Snappy? Sure. Original? Not so much - Thanks Buffy

Thursday 9 November 2006, by Webmaster

NEW YORK — The front page of a recent issue of the Austin American-Statesman asks of congressional lobbying shenanigans: "Scandal breeds reform? Not so much."

An entry on the media gossip site Gawker.com observes, "Tom Cruise can conquer the world—but a car door, not so much."

And the talk-show host Jon Stewart responds this way when asked which Democrat he saw stepping forward to lead the party:

"I like this guy John Kennedy. Since him, not so much."

Everywhere you look these days, it seems someone is dismissing something with those three loaded words.

Helen Anders, the copy editor who wrote the American-Statesman headline, said she first heard the phrase when her 20-something daughter used it to slough off the idea of dating a potential suitor: "Yeah, not so much," her daughter said.

"You can almost mentally see someone hurling the idea into the trash can," Anders, 54, said of the phrase.

"Not so much" is just one of a series of contagious phrases to take hold in recent years. Not so long ago, every other sentence trailed off into "yada yada yada." Before that, everyone had "been there, done that." And more recently, if you asked too many questions about something, you might be told quite simply: "It is what it is."

But how do these phrases come into vogue? It helps, of course, to have a celebrity standard bearer. For the phrase "not so much," that would be Stewart, host of Comedy Central’s "Daily Show." He famously gives the words an expert, drawn-out delivery, pausing to consider whether the subject at hand passes muster before nailing it with a "not so much."

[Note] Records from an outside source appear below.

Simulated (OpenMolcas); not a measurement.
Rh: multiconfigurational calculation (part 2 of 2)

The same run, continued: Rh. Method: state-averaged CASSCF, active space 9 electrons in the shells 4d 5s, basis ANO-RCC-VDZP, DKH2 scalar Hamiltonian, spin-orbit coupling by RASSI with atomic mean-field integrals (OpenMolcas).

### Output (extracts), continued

Though the phrase has become widely identified with Stewart, it appeared on several other television shows dating back to the early 1990s, including "Mad About You" and "Friends." But it didn’t achieve widespread popularity until the beginning of the current decade, when it began to appear on "Buffy the Vampire Slayer."

It sneaked into the vernacular by becoming what linguists call a "camouflaged form" of speech, said Michael Adams, professor of English at Indiana University and author of "Slayer Slang: A Buffy the Vampire Slayer Lexicon."

"It would be very easy for it to migrate, because it would change its meaning just a little bit every time it got used until suddenly it was that dismissive not so much.’ "

Pinpointing exactly when that transition occurred is difficult, if not impossible.

Adams says that even a phrase as distinctive as "yada yada yada," which was hailed by many as a creation of the television show "Seinfeld," turned out to have been used by the comedian Lenny Bruce in the 1960s.

While Buffy may not have coined "not so much," the show’s language was unusually experimental and influential, including such neologisms as "afterness," "heart-of-darknessy" and "suckage."

Before its writers tackled "not so much," they had already pushed "so" and "much" into novel roles.

"We so need to get out of here," a character would say at a precarious moment, or "Morbid much?" when another dwelt on gory details. Before long, "not so much" was a regular part of Buffy’s linguistic arsenal.

"You’ve changed," Buffy once said to a character whose appearance had improved after he got his soul back. "Not so much with the crazy."

And when another character said, "Willow’s good at all that computer stuff, but me, not so much," a thousand punch lines, online quips and newspaper headlines followed.

If others pioneered "not so much," Stewart has put his unique stamp on the phrase. The way he delivers it brings out a certain foreign quality in the sequence of words.

"It’s a little bit backward," said Grant Barrett, editor of "The Official Dictionary of Unofficial English." "It seems to bring to mind the you want I should’ kind of construction we get from Yiddish: You want I should call you in the morning?’ "

A 34-year-old New Jersey woman who runs a blog called "Eh . . . Not So Much" (eh-notsomuch.livejournal.com/tag/tv) says she likes the phrase because it is "Seinfeldy"—skeptical and cynical, but not completely in your face.

The woman, a data processor who asked to remain anonymous so her conservative parents wouldn’t read her left-of-center postings, added, "You know, it’s like, Is the president completely telling the truth about this? Eh . . . not so much.’ "

Like any popular phrase worth its salt, "not so much" has been featured in a number of T-shirt designs, including one for dog lovers that reads: "My Golden Makes Me Happy. You—Not So Much."

The phrase has even been adopted by Borat, the Kazakh journalist character played by the British comedian Sacha Baron Cohen. When Borat showed up at the gates of the White House recently bearing an invitation to a screening of his film for President Bush, a Secret Service agent asked him whether he had an appointment. "Uh, not so much," he replied.

For some, "not so much" has become too ubiquitous for its own good. Joel Keller, a 35-year-old freelance writer in New Jersey, said that the first time he came across the phrase, it made him laugh. The five-thousandth time, well, not so much. Now, he claims, every blogger who wants to make a joke just writes, "This thing is something and this—not so much."

But Adams, the Buffy scholar, argues that "not so much" still has some life in it. Compared with phrases like "been there, done that" and "it is what it is," which have been dulled by overuse, "not so much," for now, still has a distinct meaning and feel.

"It’s like fashion," Adams said. There are other ways of being dismissive, but none with quite the same style.

"’Not so much’ is the way you want to sound in a situation," he said. "And so you put it on."